- The paper introduces a continuous VAR framework that leverages strictly proper scoring rules and energy-based objectives to generate continuous visual data.
- It replaces discrete quantization with an MLP-based energy Transformer, dramatically reducing inference latency while maintaining fidelity.
- Experimental results demonstrate competitive FID scores and enhanced efficiency, highlighting the model's scalability and practical impact.
Continuous Visual Autoregressive Generation via Score Maximization
This paper introduces a novel approach to visual autoregressive generation by proposing a Continuous VAR framework that bypasses the limitations of vector quantization typically required for visual data. By utilizing strictly proper scoring rules, the framework harnesses statistical tools to optimize generative models on continuous variables, specifically through energy-based objectives.
Limitations of Discrete Autoregressive Models
Traditionally, autoregressive models rely on quantization to transform continuous visual data into discrete tokens, which are manageable within the model's finite vocabulary. However, this quantization process incurs substantial information loss, severely impacting generation quality due to the mismatch between the true continuous nature of the visual data and its discrete representation. This has led to a growing interest in directly modeling continuous modalities without the need for quantization, yet achieving this efficiently remains challenging.
The Continuous VAR Framework
Theoretical Foundation
The paper builds on the theory of strictly proper scoring rules that gauge the alignment between predicted and true data distributions, ensuring that models are penalized for deviations from the correct predictions. These scoring rules have been successfully applied in various domains, such as weather prediction and statistical evaluations. Their application to autoregressive models allows the training objectives to be based on scores like the energy score, which are likelihood-free and suitable for continuous spaces.
Application of Score Maximization
The mechanism proposed involves using the energy score as a training objective, facilitating the autoregressive model to produce predictions closely resembling the true distribution. This approach circumvents the necessity of explicitly estimating likelihoods, which is often infeasible in continuous spaces due to the absence of a finite vocabulary. Instead, the approach leverages unbiased estimators, which retain predictive fidelity while optimizing sampling-based model training.
Practical Implementation Details
The energy Transformer employs an analogous architecture to discrete Transformers but replaces the softmax layer with an MLP generator that samples predictions. Unlike diffusion-based models, this architecture facilitates efficient single-pass generation, significantly reducing inference latency. The MLP generator takes random noise inputs to approximate the complex distribution of continuous tokens, similar to GAN architectures.
Several techniques are proposed to further refine model outputs:
- Temperature Scaling: Both training and inference benefit from temperature-adjusted scoring rules, enhancing precision without undermining sample diversity.
- Classifier-Free Guidance: Improves conditional generation quality by dynamically integrating masked conditions during inference.

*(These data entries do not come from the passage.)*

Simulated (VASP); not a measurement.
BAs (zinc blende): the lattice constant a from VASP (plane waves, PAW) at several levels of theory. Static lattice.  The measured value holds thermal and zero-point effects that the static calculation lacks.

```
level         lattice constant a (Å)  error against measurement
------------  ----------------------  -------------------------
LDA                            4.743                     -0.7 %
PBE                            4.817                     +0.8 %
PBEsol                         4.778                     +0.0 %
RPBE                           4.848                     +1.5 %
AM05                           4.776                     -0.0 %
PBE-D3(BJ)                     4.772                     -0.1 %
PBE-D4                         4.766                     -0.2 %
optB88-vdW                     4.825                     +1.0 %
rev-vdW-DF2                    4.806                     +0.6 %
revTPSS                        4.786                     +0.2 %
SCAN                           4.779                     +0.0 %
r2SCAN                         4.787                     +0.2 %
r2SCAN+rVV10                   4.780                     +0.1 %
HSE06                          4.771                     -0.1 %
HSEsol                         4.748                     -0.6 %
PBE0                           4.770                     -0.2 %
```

- Masked Autoregressive Generation: This technique allows bidirectional attention, thereby enhancing representation learning and overall fidelity compared to causal models.
Experimental Evaluation
Experimental results reveal that EAR significantly outperforms baseline models in both quality and efficiency, underscoring the scalability potential across different system dimensions. Notably, EAR achieves competitive FID scores with markedly reduced parameter sizes and inference times compared to diffusion-based methodologies.
Latency and Efficiency Comparison
In benchmarking against diffusion-based models, EAR demonstrates superior inference efficiency, generating high-quality images in a fraction of the time required by competing models. This efficiency aligns with the expressive capacity of the model architecture, which flexibly adapts to the inherent complexity of visual data without stringent constraints imposed by predefined distributions.
Conclusion
This work establishes a versatile foundation for autoregressive modeling of continuous data by integrating strictly proper scoring rules as loss functions. Through exploring energy-based scoring objectives, the paper introduces a highly expressive generation architecture that efficiently produces high-quality visual outputs. The implications extend to potential future work in optimizing model architectures, exploring alternative scoring criteria, and applying these techniques across various continuous domains, including video and audio.
The Continuous VAR framework offers a promising path forward in visual generation, emphasizing the importance and practicality of model expressiveness and adherence to theoretically grounded training objectives.